So, let’s introduce some (standard) notation:

Definition 11.3 (Number of Primes Function)

Let \(x\) be a positive real number. Then, \(\pi(x)\) denotes the number of primes less than or equal to \(x\).

Hence, the probability above can be written simply as \(\pi(N)/N\).

It is really hard to compute \(\pi(x)\) exactly and number theorists have dedicated a considerable amount of work studying it. Here is one of the most important results:

Theorem 11.5 (Prime Number Theorem)

We have that

\[\lim_{x \to \infty} \frac{\pi(x)}{x/\log(x)} = 1.\]

(Here \(\log(x)\) is the natural log, i.e., base the log \(e\).)

The theorem above is stated using Calculus, but what is basically says is that, for very large numbers \(x\) we have that \(\dfrac{\pi(x)}{x/\log(x)}\) is (relatively) close to \(1\), or equivalently, that \(\pi(x)\) is (relatively) close to \(x/\log(x)\).

Table 11.1 \(\pi(x)\) versus \(x/\log(x)\) for Large \(x\)#

\(n\)

\(\pi(n)\)

\(n / \log(n)\)

\(10^6\)

\(78{,}498\)

\(72{,}382.41\)

\(10^9\)

\(50{,}847{,}534\)

\(48{,}254{,}942.43\)

\(10^{12}\)

\(37{,}607{,}912{,}018\)

\(36{,}191{,}206{,}825.27\)

Note

Note that these numbers are relatively close, in the sense that although their differences are large numbers, they are small compared to the numbers themselves. For instance, the difference for \(n = 10^{12}\) is over one billion, but the difference is just about \(3.77\%\) of the size of \(\pi(10^{12})\).

These numbers were computed using Sage’s builtin prime_pi function:

prime_pi(10^12)
37607912018

In particular, for large \(N\), the probability that a random element between \(1\) and \(N\) is prime is

\[\frac{\pi(N)}{N} \approx \frac{N / \log(N)}{N} = \frac{1}{\log(N)}.\]

For instance, for \(N = 10^{12}\), the probability would be about \(3.62\%\). Also, since it is about \(1/\log(N)\), this probability gets smaller and smaller as \(N\) grows, but very slowly.

Example 11.1 (Number of Primes between \(9 \cdot 10^5\) and \(10^6\))

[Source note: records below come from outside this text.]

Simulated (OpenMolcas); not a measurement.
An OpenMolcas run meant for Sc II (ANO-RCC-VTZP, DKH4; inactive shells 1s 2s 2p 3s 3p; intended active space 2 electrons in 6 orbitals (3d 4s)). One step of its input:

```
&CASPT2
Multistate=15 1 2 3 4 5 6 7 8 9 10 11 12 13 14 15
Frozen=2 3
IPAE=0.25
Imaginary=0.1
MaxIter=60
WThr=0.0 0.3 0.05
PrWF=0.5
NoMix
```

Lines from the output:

Estimate the number of primes between \(9 \cdot 10^5\) and \(10^6\).

The number is

\[\pi(10^6) - \pi(9 \cdot 10^5) \approx \frac{10^6}{\log(10^6)} - \frac{9 \cdot 10^5}{\log(9 \cdot 10^5)}:\]
numerical_approx(10^6/log(10^6) - (9 * 10^5)/log(9 * 10^5))
6737.61784431068

The exact number is:

prime_pi(10^6) - prime_pi(9 * 10^5)
7224

11.4. Finding a Random Prime#

Suppose we want to find a random \(1024\)-bit prime (e.g., to use with ElGamal’s encryption or the RSA), i.e., a prime \(p\) such that \(2^{1023} < p < 2^{1024}\). There are about

\[\frac{2^{1024}}{1024 \cdot \log(2)} - \frac{2^{1023}}{1023 \cdot \log(2)} \approx 1.26 \cdot 10^{305}\]

such primes. That is a lot, but the range is also huge: the probability that a random element in the range is prime is about \(0.14\%\). So, if we pick about \((0.0014)^{-1} \approx 714\) random elements in the range, there is a good chance one of them will be prime. (We can test them using Miller-Rabin.)

But we can do better! For instance, we can avoid multiples of, say, \(2\), \(3\), \(5\), \(7\), and \(11\). Here is one way of doing it: pick a number relatively prime to \(2 \cdot 3 \cdot 5 \cdot 7 \cdot 11 = 2310\), e.g., \(13\).

Then, for any integer \(k\), the number \(N = 2310 \cdot k + 13\) is relatively prime to \(2310\), as by the Euclidean Algorithm (or, more precisely, by the idea behind it), we have

\[\gcd(N, 2310) = \gcd(N - 2310 \cdot k, 2310) = \gcd(13, 2310) = 1.\]

Then, to choose a number in our range from \(2^{1023}\) to \(2^{1024}\), we simply pick \(k\) in the range from \(\lceil (2^{1023} - 13)/2310 \rceil\) to \(\lfloor (2^{1024} - 13) / 2310 \rfloor\).

But how does this improve the probability of getting a random prime in the range? The math behind is not complex, and involves basically solutions of systems of congruences modulo the given primes: we must have

\[\begin{split}\begin{align*} x &\equiv 1 \pmod{2} \\ x &\equiv a_3 \pmod{3} \\ x & \equiv a_5 \pmod{5} \\ x &\equiv a_7 \pmod{7} \\ x &\equiv a_{11} \pmod{11} \end{align*}\end{split}\]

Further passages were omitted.